Morning Note: Market News and an Update from Shell.

Market News


 

Brent Crude remains firm at $110 a barrel, amid dimming prospects for a US-Iran peace deal and expectations that the Strait of Hormuz would not reopen anytime soon. Gold is trading just below $4,600 an ounce, while the yield on the US 10-year Treasury 4.39%.

 

US equities rose last night – S&P 500 (+1.0%); Nasdaq (0.9%) – spurred on by a 9% rally in Google owner Alphabet. Apple rose 3% after-hours after posting revenue and guidance ahead of market expectations.

 

In Asia, equities nudged higher in holiday-thinned trading: Nikkei 225 (+0.4%). The yen has bounced sharply versus the dollar after Japanese officials sent firm signals about possible intervention. Finance Minister Satsuki Katayama said the timing to take ‘decisive’ action in the market was nearing. Although the Finance Ministry has not formally confirmed intervention, the sharp and sudden move led traders to widely attribute the action to government support. The yen is currently around 156 vs. the dollar, having bottomed at 160.72, its highest level since July 2024.

 

All of the large European stock markets are closed for a holiday today. The UK is open but closed on Monday. The FTSE 100 is currently 0.4% lower at 10,338. Diageo is firm following news that President Trump is to remove the Tariffs and Restrictions on Whisky. The company has previously disclosed that a 10% tariff rate would drive a $150m gross profit impact (2.5%), with roughly half mitigated by internal actions. The company is scheduled to release a trading update next Wednesday.

 

Sterling firmed to $1.3605 and €1.1595 after the Bank of England held its Bank Rate at 3.75% in an 8–1 vote, but several policymakers signalled they could still consider additional rate increases in the future. The BoE described current rates as ‘reasonable’ and reiterated it ‘stands ready to act as necessary’ to steer CPI inflation toward its 2% medium-term target. The 10-year Gilt yield is currently  touch above 5%.

 



Source: Bloomberg

Company News


Earlier in the week Shell announced a $16.4bn acquisition of Canadian energy company ARC Resources. The deal adds complementary oil and gas assets in a shift back toward stable, democratic jurisdictions for long-term supply. It helps address the group’s shrinking reserve life and is expected to be free cash flow accretive from 2027. With 75% of the transaction cost funded from the issue of new Shell shares, the company retains cash reserves for dividends and share buybacks.

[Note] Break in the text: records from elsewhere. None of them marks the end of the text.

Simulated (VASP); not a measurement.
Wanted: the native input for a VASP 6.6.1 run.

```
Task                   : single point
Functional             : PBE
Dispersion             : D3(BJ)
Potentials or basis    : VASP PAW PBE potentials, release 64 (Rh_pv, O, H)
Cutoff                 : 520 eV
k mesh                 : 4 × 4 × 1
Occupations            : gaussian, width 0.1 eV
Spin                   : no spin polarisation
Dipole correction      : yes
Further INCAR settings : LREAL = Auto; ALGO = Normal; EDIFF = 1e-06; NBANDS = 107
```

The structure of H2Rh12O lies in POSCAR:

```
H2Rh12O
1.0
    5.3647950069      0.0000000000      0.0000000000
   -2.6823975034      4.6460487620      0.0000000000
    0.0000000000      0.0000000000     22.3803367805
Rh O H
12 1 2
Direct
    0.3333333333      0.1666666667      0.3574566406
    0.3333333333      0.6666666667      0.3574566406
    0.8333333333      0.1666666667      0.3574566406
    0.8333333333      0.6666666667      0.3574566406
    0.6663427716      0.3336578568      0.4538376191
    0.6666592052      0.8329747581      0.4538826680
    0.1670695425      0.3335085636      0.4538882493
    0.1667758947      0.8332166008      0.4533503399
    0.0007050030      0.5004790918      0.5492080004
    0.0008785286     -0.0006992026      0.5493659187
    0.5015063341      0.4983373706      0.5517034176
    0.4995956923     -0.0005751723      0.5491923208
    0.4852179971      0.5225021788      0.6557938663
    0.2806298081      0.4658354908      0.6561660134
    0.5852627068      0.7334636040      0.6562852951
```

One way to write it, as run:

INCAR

Shell has agreed to acquire Canadian energy company ARC Resources for an equity value of US$13.6bn, plus $2.8bn in net debt and leases, resulting in an enterprise value of $16.4bn.


The transaction increases Shell’s exposure to long-duration, low-cost, and top quartile low carbon intensity shale gas and liquids production in Canada’s Montney basin in British Columbia and Alberta. The assets overlap Shell’s existing footprint in Canada: Groundbirch in British Columbia and Gold Creek in Alberta. The deal also complements Shell’s existing LNG footprint and extensive downstream businesses including refining, chemicals, fuel retail, aviation, lubricants, and low-carbon solutions.


We note current media reports that a number of private equity companies are bidding to acquire a share of Shell’s 40% stake in LNG Canada, although the company has said it is not necessarily looking at reducing its equity interest but is keen to generate cash from lower-return parts of its business and where it is not the natural owner.


ARC will add 370 kboe/d of production to Shell’s 2.8m b/d output. It means its production CAGR will increase from 1% to 4% between 2025 and 2030 and supports its aim to sustain material liquids production of 1.4m barrels per day towards 2030 and beyond. The deal also adds 2bn barrels of oil equivalent proved plus probable reserves at the end of 2025. Last year, 40% of ARC’s production was liquids, which accounted for 70% of its revenue, and 60% was gas.


The transaction is expected to bring annualised synergies of around $250m within a year of closing. Shell expects to absorb the additional organic cash capital expenditure within its existing capex ceiling, post 2026. The cash capex range for 2027 to 2028 will remain unchanged at $20bn–$22bn. As a result, the deal is expected to generate double-digit returns and be accretive to free cash flow per share from 2027. 


The acquisition will be financed by a 25%/75% mix of CAD 8.20 cash and 0.40247 Shell ordinary shares per ARC share (228m new Shell shares). It represents a 20% premium to ARC’s 30-day VWAP. This means Shell is using its highly-valued stock as currency while keeping its cash reserves for shareholder buybacks.


The boards of both companies have unanimously supported the transaction, which is expected to close in the second half of 2026, subject to ARC shareholder, court, and regulatory approvals.


Importantly, the company’s shareholder distribution policy remains unchanged, with distributions of 40%-50% of CFFO through the cycle via the company’s 4% progressive annual dividend growth and buybacks.


Although the timing of this deal against the backdrop of the Middle East conflict looks strange, we believe it is positive. It helps to address the one major criticism that has dogged the stock: its shrinking reserve life – at present Shell is facing a projected production shortage of roughly 350,000 to 800,000 boep/d by the early 2030s as older fields mature. In addition, with an eye on security of supply, the deal signals a shift back toward stable, democratic jurisdictions for long-term production.